Mozambique-focused titanium minerals producer Kenmare Resources on Wednesday announced “strong” preliminary results for the 2018 financial year.
Its flagship operation, the Moma mine, in northern Mozambique, is a tier-one asset with a resource life of over 100 years at planned production levels, supporting increased global demand for titanium feedstocks.
Kenmare MD Michael Carvill said he was “delighted” that 2018 was Kenmare’s third consecutive year of achieving its production guidance and delivering record shipment volumes.
The LSE-listed company recorded a 54% increase in earnings before interest, taxes, depreciation and amortisation to $93.3-million for 2018 and ended the year with a net cash position of $13.5-million, compared with $34.1-million in net debt at the end of 2017, which, as Kenmare COO Ben Baxter pointed out, is a “$47-million swing, despite the fact that we’re spending on development projects”.
Kenmare CFO Tony McCluskey noted that the 162% increase in profit after tax to $50.9-million and the 26% increase in revenues to $262.2-million, was primarily the result of a 17% increase in all product prices, as well as a 3% increase in total shipments of finished products to 1.07-million tonnes – a new record.

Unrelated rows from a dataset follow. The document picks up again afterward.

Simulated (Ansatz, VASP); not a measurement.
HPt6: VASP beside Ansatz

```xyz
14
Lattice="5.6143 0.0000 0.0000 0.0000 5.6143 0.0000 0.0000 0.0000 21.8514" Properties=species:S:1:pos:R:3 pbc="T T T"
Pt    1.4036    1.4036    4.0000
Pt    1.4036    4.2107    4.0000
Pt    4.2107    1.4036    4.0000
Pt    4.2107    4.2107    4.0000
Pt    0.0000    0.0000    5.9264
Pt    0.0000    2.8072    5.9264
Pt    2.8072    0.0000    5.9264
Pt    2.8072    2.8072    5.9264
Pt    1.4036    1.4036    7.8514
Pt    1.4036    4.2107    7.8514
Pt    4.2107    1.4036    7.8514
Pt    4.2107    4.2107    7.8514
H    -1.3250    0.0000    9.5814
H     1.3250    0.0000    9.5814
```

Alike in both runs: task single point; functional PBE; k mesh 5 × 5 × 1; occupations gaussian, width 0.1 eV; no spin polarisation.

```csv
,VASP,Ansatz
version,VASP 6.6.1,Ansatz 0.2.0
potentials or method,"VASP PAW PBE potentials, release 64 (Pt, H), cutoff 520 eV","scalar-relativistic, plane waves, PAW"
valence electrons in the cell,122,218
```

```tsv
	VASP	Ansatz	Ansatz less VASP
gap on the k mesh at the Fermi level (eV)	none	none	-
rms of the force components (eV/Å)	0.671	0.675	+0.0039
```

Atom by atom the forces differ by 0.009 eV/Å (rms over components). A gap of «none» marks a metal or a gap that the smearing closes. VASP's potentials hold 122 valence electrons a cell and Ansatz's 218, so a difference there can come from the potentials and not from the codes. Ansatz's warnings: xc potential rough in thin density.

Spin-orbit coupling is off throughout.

He noted that the improved product market offset the slight decline in production, adding that the company had benefitted from an 8% increase in ilmenite prices, as well as a 47% increase in zircon prices in 2018. About 69% of Kenmare’s revenue in 2018 was derived from its ilmenite sales.
The company ended the year with around 200 000 t of product stocks.
Ilmenite production decreased from 998 200 t in 2017 to 958 500 t, while primary zircon production decreased to 48 400 t, from 48 600 t in the prior year.
McCluskey noted that Kenmare experienced an 11% increase in cash operating costs to $145/t compared with $131/ t in 2017, as a result, in part, of the increased use of diesel-powered electric generators to offset electricity supply interruptions, as well as a full year of dry mining, which the company undertook to increase the heavy mineral concentrate production, and which came with an additional labour cost.
Carvill noted that the Mozambican electricity grid operator Electricidade de Moçambique has received delivery of the equipment it needs to repair a fault in its network and that installation of said equipment is imminent and, as such, the company expects supply stability to return to levels experienced in 2016 and 2017.
McCluskey said the preliminary results represented a “recovery from a deep economic downcycle.”
Carvill noted that the company made “good” progress in its development programme which aims to deliver an estimated 20% increase in Kenmare’s production rate to 1.2-million tonnes of ilmenite a year by 2021.
“The first of our three development projects, the 20% expansion of the wet concentrator plant (WCP) B, was commissioned during 2018, more than 25% under budget. The second project, WCP C, is well under way and expected to be commissioned in the fourth quarter 2019.”
Meanwhile, the definitive feasibility study (DFS) for the third project, the move of WCP B to the high-grade Pilivili orezone, is on track for completion in first half of this year.
Moreover, Projecto Oitenta (or Project 80) refers to selected projects aimed at increasing Kenmare’s mine utilisation from its current level of around 74%, to 80%. All the projects are expected to be concluded this year, at minimal capital cost, as many of the improvements are related to better business practices.
Carvill noted that some of the improvements included improved maintenance procedures, the automation of dredging (most of which was paid for in 2018) and the introduction of an alternative tailing stacking system.
Carvill described 2018 as a “significant watershed” in terms of the company’s ability to change its net cash position, as well as the implementation and completion of projects that will position the company for future growth.
He concluded that Kenmare was looking forward to paying its first dividend in October.